If we look at the passage it is about praising Jesus and I think the implication is that as long as we are able to praise him, lets praise him.  I think it's a stretch to say that passage must be defined as a temporary frame of time, but it is using our knowledge of the temporary to paint the picture of a perspective that is beyond what it able to be imagined.
Did the Last Age start after Jesus died? If so...
When combining the two versions and Strong's I  understand it as:

All people that are part of the church founded by Jesus should worship Him.
I'm unsure who "Him" is. Father or Son. I slightly edge to Father.
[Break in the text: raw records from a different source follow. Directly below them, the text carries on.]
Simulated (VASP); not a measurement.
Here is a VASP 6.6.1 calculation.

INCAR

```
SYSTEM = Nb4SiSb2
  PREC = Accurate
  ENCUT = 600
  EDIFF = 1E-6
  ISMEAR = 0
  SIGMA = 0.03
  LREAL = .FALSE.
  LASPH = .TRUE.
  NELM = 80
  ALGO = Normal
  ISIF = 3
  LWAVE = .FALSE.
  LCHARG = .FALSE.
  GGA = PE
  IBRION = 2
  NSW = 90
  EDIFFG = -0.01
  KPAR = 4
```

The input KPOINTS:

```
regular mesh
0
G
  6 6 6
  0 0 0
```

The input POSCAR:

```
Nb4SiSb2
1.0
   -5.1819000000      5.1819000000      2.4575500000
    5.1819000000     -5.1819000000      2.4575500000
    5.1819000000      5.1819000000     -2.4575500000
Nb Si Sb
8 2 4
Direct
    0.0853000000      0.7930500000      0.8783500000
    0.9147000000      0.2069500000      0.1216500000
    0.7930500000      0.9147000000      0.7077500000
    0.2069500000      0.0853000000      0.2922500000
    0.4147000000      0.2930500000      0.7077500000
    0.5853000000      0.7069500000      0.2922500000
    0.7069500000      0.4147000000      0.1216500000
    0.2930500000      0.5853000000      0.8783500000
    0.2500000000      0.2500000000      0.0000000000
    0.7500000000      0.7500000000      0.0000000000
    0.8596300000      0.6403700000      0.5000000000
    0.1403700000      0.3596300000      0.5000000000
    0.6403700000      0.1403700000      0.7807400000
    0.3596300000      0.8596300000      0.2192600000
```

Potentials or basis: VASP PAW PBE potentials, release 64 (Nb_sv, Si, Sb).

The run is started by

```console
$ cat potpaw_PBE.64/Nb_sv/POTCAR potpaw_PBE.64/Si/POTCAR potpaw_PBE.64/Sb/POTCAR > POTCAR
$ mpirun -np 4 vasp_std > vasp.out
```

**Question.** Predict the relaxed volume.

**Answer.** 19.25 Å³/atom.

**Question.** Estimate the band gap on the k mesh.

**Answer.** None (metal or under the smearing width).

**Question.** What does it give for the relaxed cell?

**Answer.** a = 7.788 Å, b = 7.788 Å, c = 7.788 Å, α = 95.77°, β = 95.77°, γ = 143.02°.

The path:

I am not sure about the last age, I do however recognize my religious thinking.   In churches it is all about praising Jesus, and am not making a statement saying we should not,  but the passage is indeed about Glorifying the Father specifically,  even though being raised under the influence that there is no difference between God and Jesus which actually is not true.

I suppose in general there is no harm, after all, jesus did say he did not see the harm in being seen as equal to the father.  But I know that personally I must be careful to not over look specific things in scirpture just because of that.
I think for this thread it isn't important who is the greatest. Or equal. Lets just agree both are enormously huge.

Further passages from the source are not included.